Taking a step back to the future

MIAMI – A friend recently asked me a simple question: “How do you know when Donald Trump is lying?”

I answered quickly: “Whenever he opens his mouth to speak.”

“How’d you know?” he asked, as if the question was a difficult-to-figure-out riddle. I stared at him and laughed.

That’s not his biggest problem, I went on to explain. “The man is plain stupid,” I told him.

I’m not the only person who feels that way. Chicago Tribune reporter Steve Chapman recently wrote a column titled, “Donald Trump’s biggest flaw: He’s not that bright”. In it he tersely summarizes the president’s capacity as a thinker by stating that “The evidence of his [Trump’s] dimwittedness flows as continuously and voluminously as the Mississippi River.”

I’m not exactly sure why I started with Trump, but I suppose I had to unload some of my pent-up frustration with this man we, as American citizens, are supposed to address as our president. I guess it’s also in part because of what we knew was coming. The Treasury Department’s announcement of the new regulations on Cuba were expected, but when announced they still stung like a surprise bee sting.

Treasury, Commerce, and State implement changes to the Cuba sanctions rules

It’s also time to point fingers at the real culprits behind the president’s very stupid decision. Stupid because it’s just another chapter that is taking us back huge steps — a backwardness set in motion the moment Donald Trump became president in January 2017. Everything seemed headed in the right direction starting after the December 2014 announcements where the Cuban and U.S. governments put behind them some things of the past and began to negotiate strongly, but fairly, a way forward in relations between the two countries.

But then Trump and a small group of Cuban haters whose frivolity on decisions affecting their so-called homeland is truly a gesture that takes us ‘back to the future.’

These persons are led by Senator Marco Rubio, and U.S. representatives Mario Diaz-Balart, Carlos Curbelo, and outgoing member of congress (thank goodness!) Ileana Ros-Lehtinen. Led by Trump BFF Rubio, the same Little Marco who was insulted and demoralized by the Donald during the primaries, the same elevator-shoe wearing little guy who referred to Trump as a “dangerous con man,” Marco now is willing to kiss the president’s ass in order to help the U.S. apply torturous regulations over the island he claims to love, but has never stepped foot on.
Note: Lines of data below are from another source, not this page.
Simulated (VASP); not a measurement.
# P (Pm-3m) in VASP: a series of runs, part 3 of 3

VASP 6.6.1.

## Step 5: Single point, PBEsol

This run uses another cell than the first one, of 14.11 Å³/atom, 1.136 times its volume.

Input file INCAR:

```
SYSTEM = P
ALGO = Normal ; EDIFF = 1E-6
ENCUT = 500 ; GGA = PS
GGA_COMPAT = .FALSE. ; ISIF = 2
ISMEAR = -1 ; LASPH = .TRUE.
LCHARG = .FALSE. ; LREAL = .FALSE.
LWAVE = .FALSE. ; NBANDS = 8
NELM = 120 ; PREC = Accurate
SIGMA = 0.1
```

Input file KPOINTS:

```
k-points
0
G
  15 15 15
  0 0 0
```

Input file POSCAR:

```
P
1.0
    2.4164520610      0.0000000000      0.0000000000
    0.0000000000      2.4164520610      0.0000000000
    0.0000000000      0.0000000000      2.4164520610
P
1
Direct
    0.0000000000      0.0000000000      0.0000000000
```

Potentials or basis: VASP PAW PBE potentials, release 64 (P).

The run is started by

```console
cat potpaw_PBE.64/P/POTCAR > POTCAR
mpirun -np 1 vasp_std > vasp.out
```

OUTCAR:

And yet after this week’s announcement by the U.S. Department of the Treasury, south Florida’s Trump minions complained that the regulations did not go far enough. They blamed bureaucrats in the U.S. government for not stepping strongly enough on the necks of the Cuban people. Typical and cowardly: blaming others for fear of hurting the feelings of the dimwitted president responsible for the regulations, and who lashes out whenever confronted.

The architects of the new regulations claim that they were drawn-up to hurt the Cuban leaders and their armed forces, who are in charge of many the hotels and businesses on the island. Their aim, they claim, was to help the burgeoning entrepreneur class in Cuba.

The fact is they’ve done exactly the opposite. Ask any private, non-governmental person on the island who rents his or her home through airbnb, or ask a friend who runs a paladar (or private eating establishment) in Havana (and I have) how they’re faring. The answer is unanimous. Business has spiked downward since Trump came to power on January 20. And after the recent announcement by the U.S. government warning U.S. citizens NOT to travel to Cuba (for no apparent reason), paladares that were once full are lucky to be working, and the rental of homes by private entrepreneurs has seen a crash. Many of these suffering business people are persons who have poured their life savings into what they foresaw as a future full of possibilities.

Yet Marco Rubio, Mario Diaz-Balart, Carlos Curbelo, and Ileana Ros-Lehtinen want to assure that they starve them to death and hopefully sink them to the bottom of the waters that surround the Caribbean island. The last thing they care about are the Cuban people.

With these stupid new regulations, they’ve managed again to attempt to destroy what was beginning to happen: the reunification of the Cuban family. And that’s the last thing they want to see accomplished. Because with reunification comes a healthy way forward in the relationship between the U.S. and Cuba.

And healthy relations between our two countries would mean missing out on the gravy train of millions of dollars provided by the U.S.’s so-called democracy-building programs that are simply handouts run through the sticky hands of persons like Marco Rubio, Mario Diaz-Balart, Carlos Curbelo, and Ileana.

I think it’s time Miami took a step forward and left these Cuba haters behind. They are dinosaurs that once roamed our streets and whose ideas should be a thing of the past. Or else, this area will continue to look backwards for our future instead of the forward thinking we require.